In the other case about gay marriage, the justices appeared to provide a limited victory for same-sex marriage advocates. The court’s 5-4 ruling on a procedural question apparently will have the effect of allowing to stand a federal judge’s invalidation of a California amendment that limited marriage to heterosexual couples.
In its opinions, however, the Supreme Court did not legalize same-sex marriage throughout the country or rule that states cannot limit marriage to a man and a woman.
Southern Baptist leaders expressed remorse at the high court’s opinions, especially in the DOMA case.
Ethicist Russell D. Moore described the DOMA ruling as “far-reaching, with massive implications for family life and religious liberty.”
“The grounding of this decision in equal protection and human dignity means this is not simply a procedural matter of federalism. This is a new legal reality,” said Moore, president of the Ethics & Religious Liberty Commission.
Appearing on CNN Wednesday morning, R. Albert Mohler Jr. said many dates in American history stand out as red letter days and “this is one of those days.”

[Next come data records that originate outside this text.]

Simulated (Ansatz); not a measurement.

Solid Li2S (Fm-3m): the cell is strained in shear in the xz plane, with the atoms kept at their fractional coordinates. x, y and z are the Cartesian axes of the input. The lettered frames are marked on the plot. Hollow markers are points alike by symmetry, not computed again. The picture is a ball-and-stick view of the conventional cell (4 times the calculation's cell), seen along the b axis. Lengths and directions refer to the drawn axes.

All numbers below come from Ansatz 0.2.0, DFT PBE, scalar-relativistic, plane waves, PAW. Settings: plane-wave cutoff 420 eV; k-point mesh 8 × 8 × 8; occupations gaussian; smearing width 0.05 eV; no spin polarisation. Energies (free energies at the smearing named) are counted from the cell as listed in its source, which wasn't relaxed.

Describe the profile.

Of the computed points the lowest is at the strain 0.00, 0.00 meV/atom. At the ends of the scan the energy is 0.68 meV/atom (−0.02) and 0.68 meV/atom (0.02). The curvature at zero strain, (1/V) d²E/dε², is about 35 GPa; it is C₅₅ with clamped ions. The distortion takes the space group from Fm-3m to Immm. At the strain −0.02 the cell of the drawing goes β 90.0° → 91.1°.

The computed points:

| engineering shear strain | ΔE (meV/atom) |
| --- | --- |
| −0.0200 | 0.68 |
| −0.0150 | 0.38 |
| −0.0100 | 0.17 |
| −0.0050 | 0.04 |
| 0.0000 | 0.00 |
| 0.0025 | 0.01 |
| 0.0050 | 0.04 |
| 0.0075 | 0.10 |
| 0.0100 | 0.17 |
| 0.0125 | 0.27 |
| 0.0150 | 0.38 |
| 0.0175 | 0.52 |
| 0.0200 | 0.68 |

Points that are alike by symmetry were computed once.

“I think even as there are many people celebrating this, we recognize this is a major cultural divide over something as basic as marriage,” said Mohler, president of Southern Baptist Theological Seminary. “It is, I think, something that will be very, very devastating for our country over the long term because what it means is the inevitable marginalization of marriage and the subversion of the most essential institution for human existence.”
Executive Committee President Frank Page called the DOMA decision in a written statement “a wrong decision with far-reaching moral and religious liberty implications. With one stroke of the pen, this Court has redefined the universal, historical, and biblical ideal of marriage as a monogamous relationship between one man and one woman.”
In contrast, same-sex marriage advocates were ecstatic at the developments.
Kevin Cathcart, executive director of Lambda Legal, described it as a “thrilling day.”
“[O]nce again, our world has changed,” he wrote on his blog. “We are two steps closer to the goal of full equality for [lesbian, gay, bisexual and transgender] Americans.”
President Obama applauded the court’s DOMA ruling.
In a statement, Obama said he had directed Attorney General Eric Holder “to work with other members of my Cabinet to review all relevant federal statutes to ensure this decision, including its implications for Federal benefits and obligations, is implemented swiftly and smoothly.”
On CNN, Mohler said he believes marriage “is a pre-political institution that God gave to all His human creatures and that it always has been and always must be the union of a man and a woman. To radically transform the institution of marriage is to change the definition of what it means for humans to exist together in community.”
In his statement, Moore told Southern Baptists and other Christians, “Same-sex marriage is headed for your community. This is no time for fear or outrage or politicizing. It’s a time for forgiven sinners, like us, to do what the people of Christ have always done. It’s time for us to point beyond our family values and our culture wars to the cross of Christ as we say: ‘Behold, the Lamb of God who takes away the sins of the world.’ And that’s good news.”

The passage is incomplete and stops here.